Rabbi Jared H. Saks
I don’t keep kosher. Many of you already know this. Many, I imagine, do not. I’d like to tell you a little bit about why. First, some background. My maternal grandfather, after whom I am named, was a meat dealer. He wasn’t a butcher or a shochet (kosher butcher), but he supplied restaurants and hotels with meat for their menus. My paternal grandmother, whose father practiced Orthodox Judaism, did not keep kosher. Whenever I took her out for lunch at a nearby diner, she always ordered the same meal, a BLT on whole wheat bread. Throughout my childhood, my dietary practices flowed from both sides of my family and treif (non-kosher food) and meat with dairy were common staples in our home. As a teenager in high school, I became a vegetarian and then a vegan for a short time. I think, in retrospect, this was a bit of teenage rebellion on my part. By the time I went off to college, I had resumed eating poultry and seafood (both fish and shellfish), but continued not to eat red meat or pork. When I began rabbinical school and started my first year in Israel, I decided it was an opportunity for me to try kashrut (keeping kosher), as kosher meat is readily available in Israel and kosher restaurants are, of course, ubiquitous.
When I returned to New York to continue in my rabbinic studies, I read Eric Schlosser’s Fast Food Nation. I discovered that the ethical shortfalls of the conventional meat industry extended to the kosher meat industry as well, in spite of my impression that producers of kosher meat, as Hebrew National would say, answer to a higher standard. What was I to do? For years, I thought I was being thoughtful about my food choices, but I realized that there was a lot more that went into how my food got to my table than I’d previously considered. Ultimately, after a lot of soul searching and study, I decided that I could not in good conscience consume conventional or kosher meat. I decided only to eat meat that was sustainably sourced and ethically raised. Initially, I continued to separate meat and dairy and avoided other treif food. Ultimately, though, I came to believe that an organic, sustainably sourced cut of meat—poultry, beef, or pork—that was raised with respect for the animal, the workers, and the earth, was the holier choice. Some believe that kashrut stems from animal welfare. Others say it is about healthful food. Neither of these, in reality, are the reason for keeping kosher.

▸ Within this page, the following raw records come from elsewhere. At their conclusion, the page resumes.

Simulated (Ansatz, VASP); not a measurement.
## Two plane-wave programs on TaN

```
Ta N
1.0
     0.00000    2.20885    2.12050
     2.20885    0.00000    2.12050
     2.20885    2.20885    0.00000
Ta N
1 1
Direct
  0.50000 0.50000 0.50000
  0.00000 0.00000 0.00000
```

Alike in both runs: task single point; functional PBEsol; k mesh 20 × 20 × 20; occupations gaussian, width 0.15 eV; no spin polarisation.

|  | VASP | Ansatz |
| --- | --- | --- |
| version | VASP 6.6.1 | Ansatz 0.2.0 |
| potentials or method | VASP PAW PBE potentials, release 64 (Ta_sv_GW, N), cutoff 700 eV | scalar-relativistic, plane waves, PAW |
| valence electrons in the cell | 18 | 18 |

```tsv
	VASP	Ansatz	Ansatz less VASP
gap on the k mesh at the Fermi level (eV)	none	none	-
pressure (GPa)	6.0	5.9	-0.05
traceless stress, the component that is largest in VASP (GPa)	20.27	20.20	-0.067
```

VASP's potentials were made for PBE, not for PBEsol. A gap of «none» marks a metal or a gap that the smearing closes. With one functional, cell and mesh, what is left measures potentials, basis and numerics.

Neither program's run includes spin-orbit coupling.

In Jewish tradition, we see that God creates holiness through separation and distinction. The final blessing of Havdalah, the service at the close of Shabbat, praises God for separating light from darkness, Shabbat from the rest of the week, and the Jewish people from the other nations. As a side note, this last distinction is not one of privilege, but rather of responsibility. God expects us to be God’s partners in the world. Throughout Torah, we encounter commandments that instruct us to create separation and distinction in our lives. Kashrut is one of them. Others include not sowing two different kinds of seeds in the same field, not harnessing an ox and a donkey together to plow a field, and not mixing fibers. Some of these still bear relevance for us today. Others, like shatnez, the separation of wool and linen, do not resonate with us. For me, kashrut is somewhere in between. While I do not keep kosher in a traditional sense, I do create separations and distinctions in what I choose to eat, being mindful of how my food gets to my plate. In doing so, I create holiness in my life. As Reform Jews, our tradition gives us the autonomy to determine which commandments give meaning to our lives. While some may no longer resonate with us in their original form, we have the ability to re-envision them in meaningful ways. Consider how you can create holiness in your life through distinction. Separate yourself from experiences that do not cultivate holiness. Create separations that make your life holier.